Giovanni Battista Ferrandini: Sacred Cantatas
Two new recordings present music by a composer whose music you may have heard, but whose name you might not know. That composer? Giovanni Battista Ferrandini, and the music that might seem familiar is the cantata Il pianto di Maria Vergine, a sacred work previously attributed to Handel. The Lamentation of the Virgin Mary as she watches her son die contain incredibly sad texts, tinged with accusatory bitterness. The words of Mary in one aria translate “If I were made Mother of a God to see a God die, forgive me, Eternal Father, your grace is great torment.” Another text depicts Mary, immobilized by grief, alive only enough to feel the dreadful enormity of suffering. In one of the dramatic recitatives, Mary, bewildered, shakes her fist at God—have you abandoned your son? She reproaches the angels—can’t you hear him crying? And in bewilderment, calls out to the Holy Spirit… you at least could comfort him!
The piece was for a long time attributed to Handel, and can still be found under the catalogue number, HWV 234. And an anonymous manuscript dating from the early 18th century does have Handel’s name on it, but an older copy, bound together with another sacred cantata, has since been discovered bearing Ferrandini’s name in a personal collection in Bologna. That discovery seems to put the work solidly in Ferradini’s court, and its under this composers name that the piece appears on this 2014 fra bernardo release.

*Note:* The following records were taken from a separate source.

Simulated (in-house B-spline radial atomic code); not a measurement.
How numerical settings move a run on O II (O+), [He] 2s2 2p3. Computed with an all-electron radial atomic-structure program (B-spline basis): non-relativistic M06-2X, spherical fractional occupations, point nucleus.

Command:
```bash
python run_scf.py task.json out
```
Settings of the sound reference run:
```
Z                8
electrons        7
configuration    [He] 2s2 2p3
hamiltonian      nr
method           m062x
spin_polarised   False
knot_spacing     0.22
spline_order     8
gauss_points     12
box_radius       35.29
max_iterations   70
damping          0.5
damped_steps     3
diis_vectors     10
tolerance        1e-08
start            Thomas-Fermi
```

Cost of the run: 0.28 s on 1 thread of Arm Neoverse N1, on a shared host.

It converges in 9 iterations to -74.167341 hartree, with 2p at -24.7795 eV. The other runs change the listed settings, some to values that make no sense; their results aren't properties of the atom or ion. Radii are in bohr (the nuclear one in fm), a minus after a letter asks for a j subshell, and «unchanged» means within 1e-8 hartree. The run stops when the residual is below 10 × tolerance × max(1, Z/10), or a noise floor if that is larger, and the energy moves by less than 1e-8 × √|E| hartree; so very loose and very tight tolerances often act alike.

Even more of Ferrandini’s compositions can be found in the Maria Antonia archive in Dresden. It’s where a different Passion cantata O spettaculo pur troppo funesto is held, this time, dramatizing the dialogue of Jesus and the thief on the cross next to him, who, has found in the end, redemption after all. What’s so interesting about this cantata is its instrumentation for soprano accompanied by organ, lute and viols.
It’s perhaps an unexpected sound for a gallant-leaning Italian composer writing in the early to mid-18th century (though lutes and viols are certainly not completely outside the realm of possibility…) Getting a grasp on Ferrandini’s distinctive musical language and style is easier when you know that the Italian Ferrandini spent much of his life working abroad in Germany, where there was in fact, a continuing tradition of viol playing. Ferrandini moved to Munich when he was barely a teenager—there he played oboe in the service of Duke Ferdinand. By the age of 18, he had written his first opera and in his 20’s, Ferrandini became a court composer, and later director of chamber music for Elector Karl Albrecht. Ferrandini also taught singing and composition to the Elector’s daughter, Princess Maria Antonia. When she married and moved to Dresden in 1747, the Princess likely took Ferrandini’s compositions with her.
Secular Cantatas and Orchestral Music
More of Ferrandini’s music is collected on a 2014 Accent release featuring Olivia Vermeulen and the orchestra, Harmonie Universelle that presents three secular cantatas from a manuscript volume of Ferrandini’s ‘Cantate con Istromenti’ that has been preserved in the Dresden State Library.
A typical long Ferrandini slow movement, lasting over 10 minutes, recalls some of the Il pianto di Maria Vergine arias from the previous recording. The lament here though, is that of a poor sunflower, whose grief stems from her lack of scent—a “wretched plant”—though constant, unlike the jasmine, or the lily, or the rose.
The texts of these secular cantatas from Dresden are interesting. Remember Ferrandini’s student Maria Antonia? We know for sure that the text of at least one of the cantatas in the set, was actually written by the princess…We learn from the extensive booklet notes included with this CD, that the text of cantata 4 beginning “Dell’idol mio traffitto…” exists in a Dresden collection of Maria Antonia’s poems with the reference “cantata a voce sola: La musica e del Signor Ferandini”
Besides the cantatas, this CD by Harmonie Universelle, also provides a taste of Ferrandini’s orchestral music, including the Sinfonia in B flat major.